Children and Youth Services Review, Volume 30, Issue 11, pp. 1289-1298.
Canadian youth in care were interviewed as part of a study aimed to sensitize child welfare workers to the issues of youth in care. The nonrandomized convenience sample of seven males and twenty females was asked about their care experiences, issues facing youth in care, and for suggestions as to how child welfare workers might best support youth in care.
Interview transcripts were used as a case study to test key dimensions of a theoretical model relevant to regulated care settings that related to: i) language, ii) interpersonal relations, iii) institutional relations, and iv) disciplinary practices. A multi-layered critical discourse analysis of the interview content identified three core themes: a disposable life; a regulated reality, and; a stained identity.

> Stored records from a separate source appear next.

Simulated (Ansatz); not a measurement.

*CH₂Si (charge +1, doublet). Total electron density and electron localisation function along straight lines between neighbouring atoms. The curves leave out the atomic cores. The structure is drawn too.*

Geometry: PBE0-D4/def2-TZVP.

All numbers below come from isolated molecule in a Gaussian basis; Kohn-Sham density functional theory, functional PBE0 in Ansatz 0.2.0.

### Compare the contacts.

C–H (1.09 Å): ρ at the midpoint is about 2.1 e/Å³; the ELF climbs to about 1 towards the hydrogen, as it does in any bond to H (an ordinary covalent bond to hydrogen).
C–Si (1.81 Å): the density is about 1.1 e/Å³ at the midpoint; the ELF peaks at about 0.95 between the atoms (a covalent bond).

This paper presents a sub-analysis of the theme, a disposable life. Mirroring the nested approach to discourse analysis used in the original case study, the sections of the interview text related to a disposable life were examined in detail under the four dimensions of the theoretical model. Youth in care reported feeling powerless, invisible, frequently disappointed, like a "case," and discarded once out of care. The authors recommend child welfare workers actively involve youth in the care process, maintain consistent contact, elicit youths' perspectives, provide them information, ally and advocate on their behalf, and support them in forming long-term, secure and genuine relationships.